How Zillow, Trulia, & National Real Estate Sites Work
Anyone who’s interested in buying or selling a home knows about Zillow and Trulia. They are two of the most popular listing websites nationwide, and the first place people look when they have real estate on their mind. Zillow just recently bought Trulia, an interesting move that will affect industry dynamics, but not the focus of this article.
It’s important to understand how websites like Zillow and Trulia work so you have some context when browsing them. Most people take what they see on the web for granted, they figure that if it’s up there on a popular website, than it must be true. Users should realize that these websites are great at what they do, but like any other complicated system, there’s plenty of room for error.
If You are Buying a Home
Zillow and Trulia are listing websites which show houses for sale across the country, but how do they get those listings? In the majority of cases, local brokerages (like Keller Williams) send their listing data to them in order to gain more exposure for those listings. Here’s the first potential point for misinformation: brokerages don’t have to send their listings to Zillow and Trulia, and some don’t. That means if you’re browsing these sites you are not getting the full picture, you could be missing a whole swath of homes for sale.

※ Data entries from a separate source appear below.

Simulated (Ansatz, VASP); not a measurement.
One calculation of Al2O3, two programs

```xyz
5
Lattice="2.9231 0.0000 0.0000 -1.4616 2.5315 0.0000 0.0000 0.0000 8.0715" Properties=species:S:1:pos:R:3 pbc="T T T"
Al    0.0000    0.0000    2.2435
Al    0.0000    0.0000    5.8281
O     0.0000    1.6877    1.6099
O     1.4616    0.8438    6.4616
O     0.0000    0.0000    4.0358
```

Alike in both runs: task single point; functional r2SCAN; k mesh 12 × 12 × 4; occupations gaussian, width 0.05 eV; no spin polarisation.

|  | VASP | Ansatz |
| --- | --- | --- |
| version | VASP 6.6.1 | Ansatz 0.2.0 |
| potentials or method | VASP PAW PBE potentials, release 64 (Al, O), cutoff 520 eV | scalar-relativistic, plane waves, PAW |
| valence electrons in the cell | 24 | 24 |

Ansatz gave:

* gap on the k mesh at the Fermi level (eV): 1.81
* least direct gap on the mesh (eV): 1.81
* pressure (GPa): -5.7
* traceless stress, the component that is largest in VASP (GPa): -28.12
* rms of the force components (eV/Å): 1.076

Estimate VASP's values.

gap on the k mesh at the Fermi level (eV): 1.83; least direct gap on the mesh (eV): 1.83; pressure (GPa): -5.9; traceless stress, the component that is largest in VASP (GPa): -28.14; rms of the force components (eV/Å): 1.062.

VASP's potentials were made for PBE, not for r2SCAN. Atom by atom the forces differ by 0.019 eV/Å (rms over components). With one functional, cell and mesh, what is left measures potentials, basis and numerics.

Or you could be looking at a listing and making a decision based on incorrect or missing information. The data feeds that brokerages send to these sites can sometimes have technical issues, and certain things like price or even address can be incorrect or missing. Sometimes the errors are more severe, making listings look like they’re not for sale, or even registering a house that isn’t for sale as available. These sites also often allow businesses and individuals to input listings of dubious quality, many times theses homes are not actually for sale, and the listings are only their to drive leads.
PRO Tip: Local Realtor sites like ours get their data directly from the MLS, on these sites you will find the most accurate listings of homes for sale in Mechanicsburg PA.
If You are Selling a Home
Other features, like Zillow’s Zestimate, can also be more problematic than helpful. Zillow generates it’s Zestimate from publicly available information like tax data, past sales, and nearby prices to provide it’s best guess at the property value. The Zestimate has no ability to adjust for non-arms length transactions, neighborhood desirability, seller concessions or property condition. Zestimates are a ballpark estimate at best, in fact Zillow even encourages buyers to contact a real estate agent for a comparative market analysis for a more accurate assessment. Zillow is upfront about Zestimate’s accuracy too, they concede that Zestimates in Pittsburg, for example, are within 5% of the actual sale price only 35% of the time. That’s a pretty good batting average, but not very good when it comes to valuation accuracy.
To get the most current, accurate, and complete look at available listings in your area, your best bet is to contact a local agent. Agents have access to your local MLS (multiple listing service), which brokerages must send their listings to. They also have local market knowledge and insight that you simply can’t get from a national listing website. Every market, sometimes on a block by block basis, has its own unique dynamics, so it’s very important that you work with someone who understands those trends.